The flexibility of RISC-V processor IP allows much freedom to meet specific requirements – but it also opens the potential for many bugs created during the design process. Advanced processor features are especially prone to errors, increasing the difficulty and time needed for thorough verification. Born out of necessity, Codasip has pioneered a formal-based RISC-V processor verification process, bringing higher-level simulation and formal verification methods to efficiently verify core modifications, as shared in their latest technical paper.
Digital logic simulation in complexity only scratches the surface
Simulation seems like an ideal solution for digital logic, and it does shake out many bugs in a first pass that runs quickly. It’s logical to think that by simulating functional blocks individually, combining them into a complete design, and simulating it again, coverage would be pretty good.
As it turns out, pretty good is not nearly good enough. Simulation is only as good as the models and conditions applied – and in a complex RISC-V setting, uncertainty prevails. What software is running, which asynchronous events occur, and how the processor transitions from state to state in every possible scenario can be extremely time-consuming to model for simulation. If a simulator stumbles on a problematic corner case, it may only be sheer luck.
L31 block diagram. Source: Codasip
A good example is a branch predictor, such as the block shown in the Codasip L31 RISC-V processor IP. A myriad of states need to be set up to simulate completely how the branch predictor behaves in all cases of caching and pipeline execution.
Codasip uses the word “impossible,” but covering all state space in simulation is impractical, given finite engineering resources and time limits. They see simulation as an essential but not a standalone tool in the formal-based RISC-V processor verification process.
Combining techniques for better coverage in less time
Codasip outlines several advantages of applying formal verification as a complement to simulation.
- Design behaviors are specified using assertions. Assertions are used both in simulation and in formal. In formal, however, a mathematical analysis can sometimes uncover corner cases that the random walk of simulation has a low probability of hitting.
- Formal can also tackle non-functional verification such as clock-gating, X-propagation, and clock domain crossing.

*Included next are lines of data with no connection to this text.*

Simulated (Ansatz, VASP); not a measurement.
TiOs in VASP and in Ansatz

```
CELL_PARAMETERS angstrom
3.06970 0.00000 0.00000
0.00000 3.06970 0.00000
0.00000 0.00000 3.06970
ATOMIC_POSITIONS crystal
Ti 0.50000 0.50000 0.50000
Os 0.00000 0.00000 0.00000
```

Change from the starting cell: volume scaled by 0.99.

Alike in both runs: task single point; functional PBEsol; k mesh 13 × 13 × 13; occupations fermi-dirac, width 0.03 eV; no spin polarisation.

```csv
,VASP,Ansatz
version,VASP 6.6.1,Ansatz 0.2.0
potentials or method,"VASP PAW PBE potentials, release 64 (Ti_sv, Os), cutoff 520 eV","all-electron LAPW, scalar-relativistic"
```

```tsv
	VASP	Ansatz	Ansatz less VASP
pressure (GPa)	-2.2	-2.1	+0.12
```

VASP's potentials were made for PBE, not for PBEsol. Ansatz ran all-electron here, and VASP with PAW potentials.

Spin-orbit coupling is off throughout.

- Formal verification handles investigations where debugging information is limited, providing a way to classify and identify bugs for detailed analysis.
Manually writing assertions remains a problem, especially if one has to go back to write all the assertions for a complex design from scratch. The nice thing about RISC-V being an open architecture is many people are looking at the challenges, including verification. If a team could build on existing assertions from the RISC-V community and incrementally define new ones for their adjustments and additions, it would speed up formal verification.
Codasip has gone one step further, grabbing a golden RISC-V instance. The Siemens OneSpin Processor Verification App consists of a single-cycle execution model of the RISC-V ISA and a set of template assertions to check a design against this model. Codasip has instantiated this model together with the design and specialized the assertions to “connect” both, taking care of the pipeline and other specificities.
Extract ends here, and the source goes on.